Several Sri Lankan parties want executive presidency abolished, only UPFA divided, says PM

COLOMBO (The Island/ANN ) - Stressing that the country needed a new Constitution in keeping with the times, Prime Minister Ranil Wickremesinghe said in Jaffna on Friday, that the United National Party (UNP), Janatha Vimukthi Peramuna (JVP) and the Tamil National Alliance (TNA) wanted the Executive Presidency abolished, while only a section of the United Peoples Freedom Alliance (UPFA) was opposed to it.

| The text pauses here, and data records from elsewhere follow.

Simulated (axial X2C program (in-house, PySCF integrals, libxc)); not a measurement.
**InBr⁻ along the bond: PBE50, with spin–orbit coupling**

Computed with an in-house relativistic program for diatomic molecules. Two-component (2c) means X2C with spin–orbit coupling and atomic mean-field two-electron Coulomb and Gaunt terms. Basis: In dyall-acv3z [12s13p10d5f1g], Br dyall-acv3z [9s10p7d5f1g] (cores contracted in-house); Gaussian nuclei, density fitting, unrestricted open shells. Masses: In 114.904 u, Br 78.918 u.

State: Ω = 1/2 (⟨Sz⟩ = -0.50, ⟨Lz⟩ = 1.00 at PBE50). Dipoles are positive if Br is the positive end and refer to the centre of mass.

The Prime Minister responding to questions from Tamils on a political
solution to the ethnic issue, during his official engagements  in the peninsula which included the launch of several development projects, said that having experimented with a semi presidential system of government for 41 years, it had dawned on his party the UNP, JVP and TNA  and a section of the  UPFA, who represented the majority of Sri Lankans, that the way forward was to establish an electoral system that ensured a stable Parliament, for which a new Constitution was needed.

There was nothing wrong nor was there any need to fear devolution within a political system, that protected the sovereignty and unity of the country, he noted  adding that the UNP was committed to ensuring Tamils could live as equal citizens, as contained in the report before the Constitutional Assembly.

Wickremesinghe said that though the concept of devolution was  good, since it  empowered people at the grassroots as well, it was necessary to ensure that the cost of governance was not duplicated, resulting in a huge increase in State expenditure.

Refuting allegations by  the UPFA  that the UNP  had disowned the Constitutional Assembly Report, he pointed out that the UNP accepted it with the exception of a few clauses,  that had to be deliberated and sorted out.

The Prime Minister explained that the  reason for the UNP not submitting proposals to the Constitutional Assembly, of which he was the Chairman, was because it wanted to discuss and arrive at a consensus on  the proposals put forward by other political parties, so as to ensure progress on issues that had been dragging on for years.